Wind River is a big-scale Western-influenced thriller set on a Native American reservation in remote, mountainous Wyoming. A struggling community, good cops, bad oil guys, and a lone hero with a tragic past and kindness in his heart.

In the edgy low-key thriller, The Scribe, politicians, their backers, and the secret service, collude to manipulate a French general election. A lonely workaholic is entangled in conspiracy and murder.

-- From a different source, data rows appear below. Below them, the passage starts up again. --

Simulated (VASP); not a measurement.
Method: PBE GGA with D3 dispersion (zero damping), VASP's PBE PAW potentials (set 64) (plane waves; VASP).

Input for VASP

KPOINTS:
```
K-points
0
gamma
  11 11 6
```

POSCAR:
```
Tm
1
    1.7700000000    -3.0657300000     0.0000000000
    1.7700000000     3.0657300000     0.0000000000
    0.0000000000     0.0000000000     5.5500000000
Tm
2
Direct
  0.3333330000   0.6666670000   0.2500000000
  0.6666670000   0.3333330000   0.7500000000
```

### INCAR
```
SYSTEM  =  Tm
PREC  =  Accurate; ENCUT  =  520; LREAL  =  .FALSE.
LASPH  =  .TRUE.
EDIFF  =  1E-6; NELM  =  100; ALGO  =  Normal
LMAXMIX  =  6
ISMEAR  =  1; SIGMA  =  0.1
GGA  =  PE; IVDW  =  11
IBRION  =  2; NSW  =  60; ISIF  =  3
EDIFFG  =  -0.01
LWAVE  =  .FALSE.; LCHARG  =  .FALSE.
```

To mark 50 years since the partial decriminalization of homosexuality in Britain, the BFI are releasing on dvd and Blu-ray the 1970s film versions of Joe Orton’s Loot and Entertaining Mr Sloane. Both wittily and relentlessly ridicule sexual convention, authority, hypocrisy and snobbery.


BOOKS

Naomi Klein’s new book, No is not enough: defeating the new shock politics (Allen Lane) is a timely and energizing antidote to Donald Trump’s tactics. Klein (author of No Logo, The Shock Doctrine and This Changes Everything) places the abomination of Trump in the bigger (and older) picture of corporate coup and brutish neoliberalism, before going on to articulate a blueprint for counterattack. A key message: there’s plenty of outrage and political activism (against racism, xenophobia, sexism, ecocide) but to be effective we must get out of our ‘silos’ and ‘surprise the hell out of ourselves’ by being united, focused, determined – and reclaim the populist argument. A must-read.